Skip to content

Managing jobs

The lifecycle of a job can be managed with as little as three different commands:

  • Submit the job with sbatch <script_name>.
  • Check the job status with squeue. (to limit the display to only your jobs use squeue -u <user_name>.)
  • (optional) Delete the job with scancel <job_id>.

You can also hold the start of a job: scontrol hold <job_id>, put a hold on the job. A job on hold will not start or block other jobs from starting until you release the hold. scontrol release <job_id>, release the hold on a job.

Job status descriptions in squeue

When you run squeue (probably limiting the output with squeue -u <user_name>), you will get a list of all jobs currently running or waiting to start. Most of the columns should be self-explaining, but the ST and NODELIST (REASON) columns can be confusing.

ST stands for state. The most important states are listed below. For a more comprehensive list, check the squeue help page section Job State Codes.

  • R The job is running
  • PD The job is pending (i.e. waiting to run)
  • CG The job is completing, meaning that it will be finished soon

The column NODELIST (REASON) will show you a list of computing nodes the job is running on if the job is actually running. If the job is pending, the column will give you a reason why it still pending. The most important reasons are listed below. For a more comprehensive list, check the squeue help page section Job Reason Codes.

  • Priority There is another pending job with higher priority
  • Resources The job has the highest priority, but is waiting for some running job to finish.
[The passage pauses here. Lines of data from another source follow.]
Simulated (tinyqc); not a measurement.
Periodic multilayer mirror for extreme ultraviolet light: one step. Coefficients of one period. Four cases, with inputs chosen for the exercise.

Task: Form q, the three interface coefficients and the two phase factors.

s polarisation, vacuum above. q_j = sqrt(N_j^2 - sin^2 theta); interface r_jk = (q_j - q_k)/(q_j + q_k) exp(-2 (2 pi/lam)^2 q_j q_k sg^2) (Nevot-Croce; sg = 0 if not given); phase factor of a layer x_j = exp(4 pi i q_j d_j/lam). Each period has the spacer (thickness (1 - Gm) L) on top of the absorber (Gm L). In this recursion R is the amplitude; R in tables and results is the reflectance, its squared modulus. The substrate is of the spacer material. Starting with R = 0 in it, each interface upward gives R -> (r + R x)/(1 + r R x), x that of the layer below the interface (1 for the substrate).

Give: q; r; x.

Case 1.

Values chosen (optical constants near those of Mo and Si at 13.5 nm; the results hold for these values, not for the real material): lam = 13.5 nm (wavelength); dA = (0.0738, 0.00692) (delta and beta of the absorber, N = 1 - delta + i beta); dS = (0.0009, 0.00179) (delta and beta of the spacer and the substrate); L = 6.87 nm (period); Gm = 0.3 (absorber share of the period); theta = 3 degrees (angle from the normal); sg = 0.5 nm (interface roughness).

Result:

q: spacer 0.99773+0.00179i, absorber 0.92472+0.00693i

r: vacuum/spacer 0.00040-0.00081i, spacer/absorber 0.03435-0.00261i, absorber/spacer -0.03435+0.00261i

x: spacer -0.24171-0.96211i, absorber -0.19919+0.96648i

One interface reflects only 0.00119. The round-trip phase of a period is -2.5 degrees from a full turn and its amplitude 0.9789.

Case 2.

  • launch failed requeued held Job launch failed for some reason. This is normally due to a faulty node. Please contact us, stating the problem, your user name, and the jobid(s).

  • Dependency Job cannot start before some other job is finished. This should only happen if you started the job with --dependency=...
  • DependencyNeverSatisfied Same as Dependency, but that other job failed. You must cancel the job with scancel JOBID.